(Thom Glick)
(Thom Glick)

Yoga, as practiced in the modern Western world, is exercise. But it can be practiced as much more than exercise—that's what makes it yoga. It's also what makes questions about whether yoga is cultural appropriation complicated.

"Yoga is not a religion," says Sri Rajagopal, a swami at the Portland Balaji Temple and Hindu Educational and Cultural Society of America. "And yoga is not Hindu."

Yoga isn't Buddhism, either. It also isn't New Age quackery, and it isn't spiritualism.

According to Swami Rajagopal, yoga is experiencing another re-definition in its centuries-long history of absorption and synthesis of evolving developments and demands.

"Yoga makes for a very good way for people to live and be healthy. Everyone should be able to practice," he says, "and the fact that more people are practicing is, in my understanding, a good thing."

Not everyone agrees. Some say yoga is being defaced by the majority-white, middle- and upper-class Americans who practice it. Websites like Everyday Feminism, Vice and Huffington Post have all written about issues surrounding cultural appropriation and yoga. There's even a site called Decolonizing Yoga, with essays by writers like Susanna Barkataki, who discusses the way she feels at Western yoga studios: "My culture is being stripped of its meaning and sold back to me in forms that feel humiliating at best and dehumanizing at worst."

Before you toss out your mat and take up Viking-style rowing, consider the perspectives of two members of the Portland Hindu community and a local academic, who feel differently.

Relax, they say.

Breathe.

Derived from the Sanskrit root "yuj," yoga has been foundational to the physical and spiritual wellness traditions of both the Indian subcontinent and the East African continent for millennia. Yoga probably began as seated meditation as early as 2500 B.C.E., developing pranayama and chanting a millennia later, and not incorporating any postures at all until the medieval period. Of the 196 sutras in the Yoga Sutras of Patañjali, one of yogic philosophy's formative texts, you can count the ones that mention poses on one hand.

Although we typically think of '60s counterculture as the start of modern yoga in the West, the physical focus is actually a century older than that, according to Stuart Sarbacker, a professor of philosophy and comparative religion at Oregon State University.

"A revitalization movement was happening in India, in some ways connected to the rise of Indian nationalism and the independence movement, to re-valorize indigenous Indian, and especially Hindu, practices," he says.

In 1893, Swami Vivekananda gave yoga a formal introduction to the West at the World Parliament of Religions in Chicago. The yoga-as-calisthenics model now offered at your local LA Fitness was specifically engineered at the turn of the century by teachers of classical Indian yoga as India's competitive counter to Europe's flashy new physical practices, like gymnastics and bodybuilding.

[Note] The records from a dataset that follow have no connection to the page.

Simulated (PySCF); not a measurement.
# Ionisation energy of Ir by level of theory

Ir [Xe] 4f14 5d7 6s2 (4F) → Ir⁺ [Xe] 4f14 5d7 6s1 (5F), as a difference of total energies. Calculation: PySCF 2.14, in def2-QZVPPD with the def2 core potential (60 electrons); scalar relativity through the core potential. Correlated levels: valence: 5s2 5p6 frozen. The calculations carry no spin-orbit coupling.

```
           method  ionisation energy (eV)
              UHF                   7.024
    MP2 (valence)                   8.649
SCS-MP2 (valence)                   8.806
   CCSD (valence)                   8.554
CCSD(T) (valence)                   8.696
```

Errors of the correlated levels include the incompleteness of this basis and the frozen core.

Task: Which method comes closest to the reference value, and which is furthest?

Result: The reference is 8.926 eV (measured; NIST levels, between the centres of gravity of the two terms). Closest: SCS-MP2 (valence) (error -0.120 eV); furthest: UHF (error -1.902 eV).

"[They] saw yoga as a way to reclaim their heritage, but also to become strong in body and mind as a way of preparing themselves to resist, en masse, colonial occupation," says Sarbacker. "Some people will argue that yoga today isn't authentic because it's been adapted in some ways to fit the modern world, but really, that's been the story of yoga throughout its history."

In another narrative, though, Westerners' continued practice of that physique-focused yoga that ignores yoga's complex history of influence on the Eastern world's religious belief systems exemplifies how our dominant culture still benefits from the colonial oppression that drove traditional Indian yoga teachers to sell a watered-down version of their practices.

According to Rajagopal, the essential differences between a typical, secular American yogi and a yogi who practices asana as an element of religious ritual are mostly just differences of context and scale.

"Let's say you wake up in the morning and you want to spend a half hour doing yoga, so you sit in one place on your mat, in a Western meditation style," he says. "You are doing yoga, in that time frame. But Hindus, they do it in the morning and the evening, and every day they do the worship of the Sun God. Everywhere, they're practicing yoga."

Swami Chandrashekharananda of the Portland Vedanta Society echoes these sentiments, saying, "Doctrines, dogmas, churches, Bibles—these are all secondary details. To manifest one's divinity is the goal of life."

And though studio-style yoga often functions as only a tiny piece of a huge spiritual puzzle, he says, it's not a bad place to start piecing things together.

In fact, Chandrashekharananda says that many members of his temple have backgrounds in Western yoga styles and came to Vedanta out of a desire to deepen the spiritual and existential questions their yoga practices were attempting to answer.

There's nothing wrong with someone being drawn to Western yoga primarily for its health benefits and comfortable stopping their exploration at that point, Chandrashekharananda says.

"Those who come to yoga are looking for something positive," he says. "Maybe it's not very articulated. But they sit and chant 'Om' and feel something—that's fine. But it's only class one."

But focusing on the perspective of these two swamis may itself be problematic.

Many contemporary yoga studio spaces borrow Hindu iconography, including depictions of the curved Sanskrit icon for "Om" and of the deities Shiva awnd Shakti, and some teachers include readings from the Yoga Sutras or the Bhagavad Gita. That's also problematic, since Western yoga culture's tokenization of Hindus as the knowledge-bearers of yoga leaves out the centuries-long exchange of ideas between yogic philosophy and other major Eastern religious movements like Buddhism and Jainism and the evidence that some yogic concepts originated with the Kemetic people of ancient Egypt.

Nothing exempts yoga-practicing members of the dominant culture from vetting their practices, seeking to expand their understanding of yoga's roots and using that education to work toward a practice that isn't reductive. Credit must be given to those who've shared their knowledge—not just your teachers and their teachers, but the centuries on centuries of Indian, East African, Chinese and Southeast Asian yoga practitioners who, because of how history's been written, will remain nameless to you.

But that's the beauty of the tradition, says Chandrashekharananda: Inclusivity is one steadfast rule in yoga. The philosophy is built on the idea that the path to enlightenment should be open to everyone.

"Light is shining for you," he says. "And for me also."